I still have the old soldering gun my dad used to help install equipment in the projection booth at the Ridglea Theater. He worked there as a projectionist for many years, just blocks from the house where I grew up in Ridglea.
The theater was a big part of my youth. I went to work with my father almost every Saturday and watched everything from early westerns to '50s sci-fi thrillers that have since become "classics."
The Ridglea was like a second home to me. I knew every inch of the theater from the booth to backstage. The space was grand and exciting. The mural of Spanish conquistadors that adorned the lobby is still etched in my memory. This theater had style and character, and I was proud to feel a connection with the place, the people and the movies.
The movies have strongly influenced my family, with three generations of projectionists and parents who met while working at a theater in the mid-1940s.
My grandfather came to Fort Worth as a carpenter. He was hired to build a projection booth in the old Opera House theater to enclose a hand-cranked projector for a new medium, silent films. The manager told him there were opportunities for young men willing to learn to operate the equipment. My grandfather seized that opportunity and continued working as a projectionist for more than 60 years. My dad and my youngest brother followed in his footsteps. We all loved the movies and the great Fort Worth theaters where they were shown.
Since those days, I have seen far too many examples of Fort Worth's shortsightedness when it comes to its theaters. One by one, they have fallen, often for questionable reasons. We have lost all the grand theaters that once graced downtown. The incredible Worth Theater, with its ornate Egyptian interior and vaudevillian legacy, became a parking garage. The Hollywood, smaller but elegant in its own right, is a shell next to the Electric Building (which isn't the same without Reddy Kilowatt on the corner). The Palace, which once had a separate entrance and balcony seating for black patrons, fell to downtown development with little recognition of its history.
These were the big three on Seventh Street, and if you stood near Burnett Park and looked east, you could see all three marquees at once.
Although the modest little Bowie Theater became a nondescript bank, I still expect to see my grandfather's pink and white Rambler parked out front when I pass by. The Seventh Street Theater, which once enjoyed a symbiotic relationship with the Carnation ice cream parlor, was reduced to rubble years ago.

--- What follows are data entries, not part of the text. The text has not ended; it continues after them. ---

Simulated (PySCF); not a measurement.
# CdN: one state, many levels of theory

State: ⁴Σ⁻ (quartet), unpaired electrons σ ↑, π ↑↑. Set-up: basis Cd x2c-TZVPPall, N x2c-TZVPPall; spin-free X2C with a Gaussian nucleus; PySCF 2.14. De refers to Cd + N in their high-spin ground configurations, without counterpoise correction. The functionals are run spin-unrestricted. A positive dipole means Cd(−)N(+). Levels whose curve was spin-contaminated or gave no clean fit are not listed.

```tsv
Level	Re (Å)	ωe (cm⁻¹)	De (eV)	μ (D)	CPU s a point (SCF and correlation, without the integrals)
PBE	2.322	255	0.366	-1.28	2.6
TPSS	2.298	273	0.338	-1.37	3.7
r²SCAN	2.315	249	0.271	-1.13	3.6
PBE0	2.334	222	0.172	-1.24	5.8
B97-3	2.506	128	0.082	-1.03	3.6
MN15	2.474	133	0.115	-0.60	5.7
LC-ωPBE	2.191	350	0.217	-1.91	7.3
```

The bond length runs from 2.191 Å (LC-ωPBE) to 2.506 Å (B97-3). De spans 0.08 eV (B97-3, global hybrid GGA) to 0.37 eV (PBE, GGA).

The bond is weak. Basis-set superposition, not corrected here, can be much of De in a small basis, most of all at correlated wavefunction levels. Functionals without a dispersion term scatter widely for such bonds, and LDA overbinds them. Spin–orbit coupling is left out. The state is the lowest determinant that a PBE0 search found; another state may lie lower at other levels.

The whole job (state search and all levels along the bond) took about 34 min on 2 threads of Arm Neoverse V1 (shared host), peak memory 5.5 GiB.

The Heights Theatre, revived by my family as a venue for classic films, gave way to the expansion of the West Freeway, thus ending decades of family dedication to the lost art of real movie theaters. Now the Ridglea, the last of the grand movie houses in Fort Worth, is facing its unfortunate demise.
Somehow today's multiscreen houses just don't measure up to the unique, stylish theaters of the past. There is no charm and little magic. It is sad that this generation never experienced those wonderful old places. I consider myself fortunate to have spent so many hours there, learning to appciate great films psented in a grand manner.
I will continue to enjoy the memories, but it may be a long intermission before people here realize the significance of what we have lost.